Equilibrium for a rope hanging in a Schwarzschild spacetime

Question

Update: Trimok and MBN helped me solve most of my confusion. However, there is still an extra term $-(2/r)T$ in the final result. Brown doesn't write this term, and it seems physically wrong.

Update #2: Possible resolution of the remaining issue. See comment on MBN's answer.

Suppose we have a rope hanging statically in a Schwarzschild spacetime. It has constant mass per unit length $\mu$, and we want to find the varying tension $T$. Brown 2012 gives a slightly more general treatment of this, which I'm having trouble understanding. Recapitulating Brown's equations (3)-(5) and specializing them to this situation, I have in Schwarzschild coordinates $(t,r,\theta,\phi)$, with signature $-+++$, the metric

$$ ds^2=-f^2 dt^2+f^{-2}dr^2+... \qquad , \text{ where} f=(1-2M/r)^{1/2} $$

and the stress-energy tensor

$$ T^\kappa_\nu=(4\pi r^2)^{-1}\operatorname{diag}(-\mu,-T,0,0) \qquad .$$

He says the equation of equilibrium is:

$$ \nabla_\kappa T^\kappa_r=0 $$

He then says that if you crank the math, the equation of equilibrium becomes something that in my special case is equivalent to

$$ T'+(f'/f)(T-\mu)=0 \qquad ,$$

where the primes are derivatives with respect to $r$. This makes sense because in flat spacetime, $f'=0$, and $T$ is a constant. The Newtonian limit also makes sense, because $f'$ is the gravitational field, and $T-\mu\rightarrow -\mu$.

There are at least two things I don't understand here.

First, isn't his equation of equilibrium simply a statement of conservation of energy-momentum, which would be valid regardless of whether the rope was in equilibrium?

Second, I don't understand how he gets the final differential equation for $T$. Since the upper-lower-index stress-energy tensor is diagonal, the only term in the equation of equilibrium is $\nabla_r T^r_r=0$, which means $\mu$ can't come in. Also, if I write out the covariant derivative in terms of the partial derivative and Christoffel symbols (the relevant one being $\Gamma^r_{rr}=-m/r(r-2m)$), the two Christoffel-symbol terms cancel, so I get

$$ \nabla_r T^r_r = \partial _r T^r_r + \Gamma^r_{rr} T^r_r - \Gamma^r_{rr} T^r_r \qquad , $$

which doesn't involve $f$ and is obviously wrong if I set it equal to 0.

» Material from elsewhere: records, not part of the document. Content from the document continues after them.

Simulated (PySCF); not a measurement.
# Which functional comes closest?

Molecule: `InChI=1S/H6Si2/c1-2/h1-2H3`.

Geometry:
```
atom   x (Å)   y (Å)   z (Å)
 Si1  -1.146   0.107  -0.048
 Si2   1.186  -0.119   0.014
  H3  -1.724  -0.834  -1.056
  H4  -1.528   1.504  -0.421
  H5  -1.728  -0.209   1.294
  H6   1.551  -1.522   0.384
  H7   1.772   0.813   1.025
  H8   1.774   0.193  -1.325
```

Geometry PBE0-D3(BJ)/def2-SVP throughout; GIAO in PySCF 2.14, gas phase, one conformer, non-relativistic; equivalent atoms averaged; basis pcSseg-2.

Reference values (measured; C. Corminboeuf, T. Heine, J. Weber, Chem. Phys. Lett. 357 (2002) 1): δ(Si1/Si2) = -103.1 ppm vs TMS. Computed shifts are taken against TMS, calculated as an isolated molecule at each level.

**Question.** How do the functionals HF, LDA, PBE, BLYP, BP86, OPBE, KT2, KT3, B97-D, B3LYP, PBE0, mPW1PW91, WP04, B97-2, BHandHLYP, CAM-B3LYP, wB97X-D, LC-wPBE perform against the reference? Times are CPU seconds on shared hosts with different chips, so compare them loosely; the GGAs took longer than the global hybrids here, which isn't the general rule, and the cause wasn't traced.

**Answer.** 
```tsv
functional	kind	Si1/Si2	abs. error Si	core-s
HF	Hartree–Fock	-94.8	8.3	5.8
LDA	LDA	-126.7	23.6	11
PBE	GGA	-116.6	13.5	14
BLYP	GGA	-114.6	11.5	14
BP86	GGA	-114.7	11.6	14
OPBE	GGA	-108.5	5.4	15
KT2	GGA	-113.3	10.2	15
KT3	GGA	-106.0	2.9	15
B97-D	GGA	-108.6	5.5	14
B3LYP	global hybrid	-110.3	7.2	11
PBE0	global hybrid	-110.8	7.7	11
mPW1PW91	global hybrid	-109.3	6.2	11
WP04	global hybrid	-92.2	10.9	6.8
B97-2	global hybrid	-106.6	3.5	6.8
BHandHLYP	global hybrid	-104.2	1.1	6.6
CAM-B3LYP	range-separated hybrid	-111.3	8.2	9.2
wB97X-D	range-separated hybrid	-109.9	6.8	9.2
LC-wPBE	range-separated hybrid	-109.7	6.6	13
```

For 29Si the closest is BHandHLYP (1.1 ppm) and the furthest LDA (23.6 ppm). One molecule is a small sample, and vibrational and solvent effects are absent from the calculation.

What am I misunderstanding here?

References

Brown, "Tensile Strength and the Mining of Black Holes," http://arxiv.org/abs/1207.3342

Answer 1

From that you have $\nabla_r T^r_r=T'$, but there is also

$\nabla_t T^t_r=\frac{\partial}{\partial t}T^t_r+\Gamma^t_{\alpha t}T^\alpha_r-\Gamma^\alpha_{r t}T^t_\alpha=\Gamma^t_{r t}T^r_r-\Gamma^t_{r t}T^t_t=-\Gamma^t_{rt}(T-\mu)$.

So

$\nabla_k T^k_r=\nabla_rT^r_r+\nabla_tT^t_r=-T'-(f'/f)(T-\mu).$

This should be a comment, but the symbols didn't work.

My guess is that it is called equation of equilibrium because the T is the stress energy of the rope, not a stress energy that affects the space time geometry. The background is fixed and the rope lives on it.